In Bad Hofgastein, you can soak in Austria’s first thermal swimming lake while gazing up at the Hohe Tauern mountains. Elsewhere in the region, six thermal spas offer everything from Ayurvedic treatments and body wraps to steam baths, pine saunas and fun flumes.
8. Swim in its lakes
Salzburg and its surroundings is a mosaic of sparkling lakes with mountain summits reflected in their waters. Prebersee and Reedsee, in the Lungau area, and Harrbergsee and Seewaldsee, in the Tennengau area (only 30 minutes from Salzburg City), all offer glorious views and blissful swimming in crystal-clear waters.
Later, climb or dive to the plateau above Jägersee for sweeping views over one of the largest mountain lakes in the eastern Alps, then carry on to Kleinarl for rest and refreshment at one its many mountain huts.

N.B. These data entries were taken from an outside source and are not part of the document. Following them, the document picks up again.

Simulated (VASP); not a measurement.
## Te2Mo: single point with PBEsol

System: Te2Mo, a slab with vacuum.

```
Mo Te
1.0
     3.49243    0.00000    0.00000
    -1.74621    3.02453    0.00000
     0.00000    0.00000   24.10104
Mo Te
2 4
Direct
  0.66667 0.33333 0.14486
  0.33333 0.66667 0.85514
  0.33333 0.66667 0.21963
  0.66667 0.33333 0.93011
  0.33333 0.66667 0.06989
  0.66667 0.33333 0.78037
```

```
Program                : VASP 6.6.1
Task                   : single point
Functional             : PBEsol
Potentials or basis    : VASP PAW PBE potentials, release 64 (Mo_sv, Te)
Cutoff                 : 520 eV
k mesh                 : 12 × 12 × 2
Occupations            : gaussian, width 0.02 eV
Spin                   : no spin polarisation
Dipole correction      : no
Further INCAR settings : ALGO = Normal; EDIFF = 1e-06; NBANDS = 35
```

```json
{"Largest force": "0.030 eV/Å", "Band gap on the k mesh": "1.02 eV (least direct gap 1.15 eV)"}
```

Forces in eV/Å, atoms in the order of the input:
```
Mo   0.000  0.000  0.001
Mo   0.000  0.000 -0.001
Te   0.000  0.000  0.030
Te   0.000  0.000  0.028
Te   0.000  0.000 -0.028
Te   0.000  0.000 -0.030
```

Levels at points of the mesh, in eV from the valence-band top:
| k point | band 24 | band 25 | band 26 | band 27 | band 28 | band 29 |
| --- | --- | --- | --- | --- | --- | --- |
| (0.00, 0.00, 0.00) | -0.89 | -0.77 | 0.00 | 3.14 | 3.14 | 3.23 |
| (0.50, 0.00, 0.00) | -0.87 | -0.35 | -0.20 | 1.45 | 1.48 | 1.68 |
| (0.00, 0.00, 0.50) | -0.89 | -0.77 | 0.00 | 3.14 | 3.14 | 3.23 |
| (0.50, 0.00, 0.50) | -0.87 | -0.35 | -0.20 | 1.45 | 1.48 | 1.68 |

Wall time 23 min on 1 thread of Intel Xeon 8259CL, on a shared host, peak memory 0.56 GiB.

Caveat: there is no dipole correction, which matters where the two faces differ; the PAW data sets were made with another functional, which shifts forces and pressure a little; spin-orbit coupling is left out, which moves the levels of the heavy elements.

Salzburg’s countryside is also home to some of the most photogenic golf courses on the planet. Tee off in Fuschlsee, home to one of the oldest golf courses in Austria, or play on the lower slopes of Untersberg, just outside Salzburg city.
9. Do a brewery tour
Salzburg is Austria’s capital of beer, with 11 breweries, some dating back to the 15th century, dotted cross the province. Still using methods passed down through generations, these offer excellent beer tours, with tastings at journey’s end.
Prefer to sample them in the wild? It’s hard to beat the hip terrace bars along the Salzach river, looking back over the city’s rooftops to the castle.